I have a homebrew ETL solution. The transformation layer is defined in a configuration file in JavaScript scriptlets, interpreted by Java's Nashorn engine.
I am encountering performance issues. Perhaps there is nothing that can be done, but I hope someone can find an issue with the way I am using Nashorn that helps. The process is multi-threaded.
I create a single static ScriptEngine, which is only used to create CompiledScript objects.
private static ScriptEngine engine = new ScriptEngineManager().getEngineByName("JavaScript");
I compile the scriptlets that will be re-executed on each record into CompiledScript objects.
public static CompiledScript compile(Reader reader) throws ScriptException {
return ((Compilable) engine).compile(reader);
}
There are two standard JavaScript libraries that are also compiled using this method.
For each record, a ScriptContext is created, the standard libraries are added, and the record's values are set as bindings.
public static ScriptContext getContext(List<CompiledScript> libs, Map<String, ? extends Object> variables) throws ScriptException {
SimpleScriptContext context = new SimpleScriptContext();
Bindings bindings = context.getBindings(ScriptContext.ENGINE_SCOPE);
for (CompiledScript lib : libs) {
lib.eval(context);
}
for (Entry<String, ? extends Object> variable : variables.entrySet()) {
bindings.put("$" + variable.getKey(), variable.getValue());
}
return context;
}
The record's context is then used to transform the record and evaluate filters, all using the CompiledScripts.

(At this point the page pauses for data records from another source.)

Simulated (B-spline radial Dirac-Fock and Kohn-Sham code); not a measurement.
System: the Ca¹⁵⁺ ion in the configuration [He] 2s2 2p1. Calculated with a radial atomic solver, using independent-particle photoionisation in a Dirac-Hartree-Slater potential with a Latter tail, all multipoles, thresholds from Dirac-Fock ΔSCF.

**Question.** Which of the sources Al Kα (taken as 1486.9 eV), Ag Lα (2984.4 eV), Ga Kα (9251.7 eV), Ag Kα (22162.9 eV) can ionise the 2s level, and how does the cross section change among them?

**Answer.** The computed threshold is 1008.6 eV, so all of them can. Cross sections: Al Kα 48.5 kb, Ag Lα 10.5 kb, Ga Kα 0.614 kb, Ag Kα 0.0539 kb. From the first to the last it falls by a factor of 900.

public static String evalToString(CompiledScript script, ScriptContext context) throws ScriptException {
return script.eval(context).toString();
}
The actual execution of the CompiledScripts against a ScriptContext is very fast, however the initialization of the ScriptContexts is very slow. Unfortunately, at least as far as I understand it, this has to be done per set of bindings. If the record matches a filter, then I have to rebuild the context a second time for the same record, this time with some additional bindings from the matched filter.
It seems very inefficient to have to re-execute the two standard libraries any time I create a ScriptContext, however I have found no threadsafe way to clone a ScriptContext after these libraries have been executed but before the bindings have been added. It also seems very inefficient to have to re-execute the two standard libraries and reattach all bindings from the record if it matched a filter, but again I have found no threadsafe way to clone a record's ScriptContext to append another binding to it without also altering the original.
According to jvisualvm, the majority of my program's time is spent in
jdk.internal.dynalink.support.AbstractRelinkableCallSite.initialize() (70%)
jdk.internal.dynalink.ChainedCallSite.relinkInternal() (14%)
I would appreciate any insight into Nashorn that could help to increase performance for this use case. Thank you.